FEINGOLD SEEKS RESPONSE FROM GROUP HEADS ON PAYOLA
Jeffrey Yorke – Radio and Records
Sen. Russ Feingold is growing concerned about radio’s enforcement of anti-payola policies agreed to in the FCC consent decree in April, and he wants to know what the four biggest broadcast groups are doing to ensure that there will be no more funny business.
In a particularly pointed, two-page letter sent Wednesday (July 11) to CBS Radio’s Dan Mason, Citadel’s Farid Suleman, Clear Channel’s Lowry Mays and Entercom’s David Field, the Wisconsin Democrat wrote that he as been “concerned about payola and other anti-competitive practices in the radio industry for some time.” He added that while he believes “that FCC oversight and enforcement could have been stronger,” he was “encouraged” by the industry’s “willingness to work with the small and independent labels to come to a voluntary side agreement” that went along with the consent decree announced in April. The Senator noted that the side agreement included eight "Rules of Engagement" which laid out how the companies intended to ensure fair interactions with labels, artists and their representatives. Feingold now wants the companies to show him evidence that they’ve kept up their end of the bargain.
“Now that you have had a couple months to put this rule into place, I'd like to request more information on what access you have provided and how it has been publicized. Have you taken any efforts to increase the amount of access provided and to facilitate submissions?” Feingold writes. “I'd also be interested in knowing whether this access is through each individual station, to the corporate playlists and testing pools, if applicable, or both.”
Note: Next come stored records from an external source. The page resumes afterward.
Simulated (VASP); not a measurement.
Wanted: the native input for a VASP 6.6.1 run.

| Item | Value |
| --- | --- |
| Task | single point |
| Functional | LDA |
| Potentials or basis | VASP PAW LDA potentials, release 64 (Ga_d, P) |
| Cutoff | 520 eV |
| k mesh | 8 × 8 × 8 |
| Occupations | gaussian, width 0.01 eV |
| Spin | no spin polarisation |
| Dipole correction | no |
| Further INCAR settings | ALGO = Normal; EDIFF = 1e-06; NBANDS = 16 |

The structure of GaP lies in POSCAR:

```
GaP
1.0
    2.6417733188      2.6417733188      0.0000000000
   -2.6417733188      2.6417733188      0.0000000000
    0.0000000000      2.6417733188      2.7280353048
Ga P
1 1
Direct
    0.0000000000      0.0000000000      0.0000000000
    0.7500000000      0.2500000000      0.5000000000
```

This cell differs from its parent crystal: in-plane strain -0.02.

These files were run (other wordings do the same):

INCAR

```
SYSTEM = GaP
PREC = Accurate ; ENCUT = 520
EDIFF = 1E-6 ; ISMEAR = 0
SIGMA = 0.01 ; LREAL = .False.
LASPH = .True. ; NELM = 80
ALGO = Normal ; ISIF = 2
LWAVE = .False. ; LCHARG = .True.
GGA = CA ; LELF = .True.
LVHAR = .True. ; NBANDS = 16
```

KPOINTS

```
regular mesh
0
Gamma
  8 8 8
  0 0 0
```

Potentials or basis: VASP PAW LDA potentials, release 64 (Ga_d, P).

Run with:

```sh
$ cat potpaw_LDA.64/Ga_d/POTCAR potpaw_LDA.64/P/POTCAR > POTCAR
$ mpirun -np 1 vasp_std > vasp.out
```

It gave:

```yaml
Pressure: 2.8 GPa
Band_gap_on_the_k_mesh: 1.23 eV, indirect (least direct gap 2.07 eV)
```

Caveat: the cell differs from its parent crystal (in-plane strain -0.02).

Feingold reminds the group executives that the second rule of engagement states: "Radio should not be allowed to sell or barter access to its music programmers" and that he is “concerned by recent reports that some Clear Channel stations are requiring the grant of a royalty-free right and license to the music upon submission. As the debate surrounding the recent Copyright Royalty Board decision to increase the royalty rate for digital performances indicates, these rights clearly have value.” He says the required royalty waiver seems to violate the April commitment not to barter access to music programmers. “I encourage you all, and Clear Channel in particular, to clarify this issue.”
In what is clearly a threat to introduce tough legislation on payola if he doesn’t get a satisfactory response from broadcasters, Feingold says, “It is very troubling that the voluntary rules seem to have been violated after just a few months.… I hope that your commitment to meaningful rules of engagement and efforts to eliminate the pervasive payola documented by then-New York Attorney General Spitzer remains strong and look forward to your response.”
Radio & Records reached out to all four companies involved and provided them a copy of Feingold’s letter. CBS Radio said it had not yet received Sen. Feingold's letter directly from his office, but that it will respond appropriately when it does. A CBS spokeswoman also pointed out that since it agreed to recognize the Rules of Engagement, its stations have presented music in the manner contemplated by the airtime commitment, featuring independent artists and specialty programs in major markets across the country.
A lawyer for Citadel tells R&R that it appears the letter was sent to Citadel's Las Vegas office and likely has not been seen by executives there, but she expects that Citadel will respond in due course.
Clear Channel and Entercom did not respond to R&R's query.
The letter reads:
Dear Mr. Mason, Mr. Suleman, Mr. Mays, and Mr. Field,
As you probably are aware, I have been concerned about payola and other anti-competitive practices in the radio industry for some time. While I believe that FCC oversight and enforcement could have been stronger, I was encouraged by your willingness to work with the small and independent labels to come to a voluntary side agreement that went along with the consent decree announced in April. I continue to hope that this agreement will help the public have greater access to local, unsigned and independent musicians, whose voices have unfortunately been missing more often than not from our public airwaves over the past decade or more.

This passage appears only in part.